|From the dusty plains of Africa or the bustling streets of Hong Kong – Carol has sought out the most distinct and intriguing beads and artifacts. Each with their own histories. Their own tales.|
And their own energetic reverberations.
Amber is the fossilized, frozen resin of pine trees and exists in shades of yellow, orange, red, white, brown, green, bluish and “black”. In 66AD, Emperor Nero developed a great passion for amber. In fact, during his lifetime, the price of an amber figurine, no matter how small, exceeded the price of a living healthy slave. Used for jewelry since Prehistoric times, Carol sources her amber from the Baltic and from Africa-where she works closely with a contact specializing in African amber from Dogon villages in Mali. Carol never uses reconstituted amber in her creations.
Carol Taylor only uses antique branch and carved coral. She does not support the mining and over-harvesting of modern-day coral reefs in any way. As certifying coral is a time consuming and expensive process, Carol works only with the most reputable of vendors-to ensure the antiquity of each piece.

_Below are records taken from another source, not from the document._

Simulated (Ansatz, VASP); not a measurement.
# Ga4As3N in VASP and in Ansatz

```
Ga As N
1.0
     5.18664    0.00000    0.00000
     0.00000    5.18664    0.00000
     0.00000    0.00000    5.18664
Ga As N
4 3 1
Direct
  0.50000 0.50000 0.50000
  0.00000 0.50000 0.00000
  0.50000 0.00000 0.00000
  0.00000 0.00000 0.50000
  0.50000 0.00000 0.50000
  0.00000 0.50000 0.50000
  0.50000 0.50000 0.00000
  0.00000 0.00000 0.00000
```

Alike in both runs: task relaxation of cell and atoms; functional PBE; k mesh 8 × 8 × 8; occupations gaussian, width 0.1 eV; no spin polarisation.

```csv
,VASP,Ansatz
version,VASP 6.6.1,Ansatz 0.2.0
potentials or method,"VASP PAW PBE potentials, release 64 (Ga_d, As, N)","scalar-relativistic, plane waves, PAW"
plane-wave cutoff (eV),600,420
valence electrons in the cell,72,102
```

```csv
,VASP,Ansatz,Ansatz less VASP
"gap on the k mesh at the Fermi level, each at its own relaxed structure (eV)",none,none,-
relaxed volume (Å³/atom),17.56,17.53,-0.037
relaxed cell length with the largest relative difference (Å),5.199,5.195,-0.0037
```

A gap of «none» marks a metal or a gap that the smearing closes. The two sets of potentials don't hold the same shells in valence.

Gold is the most malleable element on earth, so much so, that just one gram of gold (about the size of a grain of rice) could be beaten into a thin film that could cover over 10 square feet. Found most often in underground veins of quartz, gold predominantly exists in the Earth’s crust in its pure, elemental state. Gold is extremely un-reactive and doesn’t tarnish like most other metals. Consequently, gold jewelry can survive almost unchanged for thousands of years. The purity of gold is measured in carats, with 100% purity being defined as 24 carat.
Carol Taylor only uses pre-ban, antique Ivory. She does not support modern day sales of Ivory in either Africa, India or Asia. As certifying each piece of ivory is a time consuming and expensive process, Carol works only with the most reputable of vendors-to ensure the antiquity of each piece.
What most people simply call Jade is actually two different stones: Jadeite and Nephrite. For centuries, the stones were thought to be the same, but with the advent of crystallography, scientists discovered that while they both contained Silica, Nephrite contained magnesium and Jadeite contained Aluminum. Throughout the long history of Chinese art and culture, jade has always had a very special significance, roughly comparable with that of gold and diamonds in the West. Considered to be a very lucky stone, Jade comes in a myriad of colors including black, brown, violet, reddish, yellow, white, as well as varying shades of green.
Clear Quartz is pure, or nearly pure, Silicon Dioxide made of Silicon and Oxygen, the Earthıs most common elements. Quartz comes in virtually every color known to man and many other valuable stones make-up the Quartz family. These include: Tigers Eye, Amethyst, Citrine and Onyx.
Silver is the best conductor of heat and electricity, indeed it has the highest electrical and thermal conductivity of any known material. Strong and malleable this mineral can endure extreme temperature ranges. Many beads, amulets and icons incorporated into Carol Taylor pieces are made of Tibetan, Touareg or Ethiopian silver. This unique metal is typically 50% silver and 50% alloy.
A compact form of quartz, Tiger’s Eye comes in golden-yellow or golden-brown,
and is thus named for the iridescent flicker of its colored bands, which bring to mind the yellow eyes of tigers.
In many cultures Turquoise has, for thousands of years, been appreciated as a
holy stone, a good-luck-charm or a talisman. Hydrous phosphate of copper
and aluminum, turquoise ranges in color from sky blue, bluish green, and apple green to a very pale green. The name “Turquoise” means ‘Turkish stone’, because early trade routes brought it to Europe via Turkey.